Court will hear lawsuit over Iowa voter roll maintenance

Yesterday a Polk County District Court judge denied Iowa Secretary of State Matt Schultz’s request to dismiss a lawsuit over emergency rules on checking Iowa’s voter rolls for non-citizens.

Meanwhile, on Tuesday Schultz answered questions about the rules at the Iowa legislature’s Administrative Rules Review Committee meeting. His responses didn’t impress the Democratic lawmakers on that committee.

Background: the American Civil Liberties Union of Iowa and the League of United Latin American Citizens filed suit in early August over two rules Schultz enacted using emergency procedures in July.

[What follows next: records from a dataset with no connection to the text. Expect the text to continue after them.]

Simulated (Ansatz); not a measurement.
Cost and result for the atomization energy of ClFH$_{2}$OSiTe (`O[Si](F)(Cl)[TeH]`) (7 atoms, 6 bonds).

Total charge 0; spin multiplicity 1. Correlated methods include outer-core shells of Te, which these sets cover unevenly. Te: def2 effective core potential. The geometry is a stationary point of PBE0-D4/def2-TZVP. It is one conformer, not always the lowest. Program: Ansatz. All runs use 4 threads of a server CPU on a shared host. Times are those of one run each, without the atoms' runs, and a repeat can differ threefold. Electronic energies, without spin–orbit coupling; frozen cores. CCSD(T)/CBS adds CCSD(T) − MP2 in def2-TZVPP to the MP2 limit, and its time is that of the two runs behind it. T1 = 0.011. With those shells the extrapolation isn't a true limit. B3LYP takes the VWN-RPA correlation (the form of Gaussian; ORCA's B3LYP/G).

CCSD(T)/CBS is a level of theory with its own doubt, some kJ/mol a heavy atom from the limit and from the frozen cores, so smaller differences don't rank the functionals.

The first voter suppression rule allows Schultz to purge Iowa’s voter registration list by comparing with it unspecified federal and state agency lists. Schultz has not specified which lists he is using. “The public has no way to be sure he’s using accurate, up-to-date information to remove voters from Iowa’s voter lists,” said ACLU of Iowa Executive Director Ben Stone. “The potential for erroneous information is huge.”

The second voter suppression rule would create a new, unreliable way for people to make voter fraud complaints to the Secretary of State’s office. The new method would skirt Iowa law by removing a requirement that the person swear to the truth of their allegation, with criminal penalties for false reports.

Attorney General Tom Miller is defending Schultz in the lawsuit and filed a motion to dismiss on the following grounds:

Schultz wrote that due to the time constraints of the upcoming general election and the statutory deadline for challenging voter registration, he determined that good cause existed to forego notice and public comment on the rules he implemented to facilitate the state’s access to the SAVE [Systematic Alien Verification for Entitlements] program.

“I determined that the rules provided a public benefit so as to waive the thirty-five day publication period,” Schultz wrote in an affidavit. “For individuals suspected of being illegally registered to vote it provides a number of safeguards to ensure that my office is proceeding on valid information, and it provides notice and opportunity for an individual to be heard prior to removal from the registration records,” he added. “For all other voters, the rules provide a transparent, uniform system for investigating and removing ineligible voters from registration records.”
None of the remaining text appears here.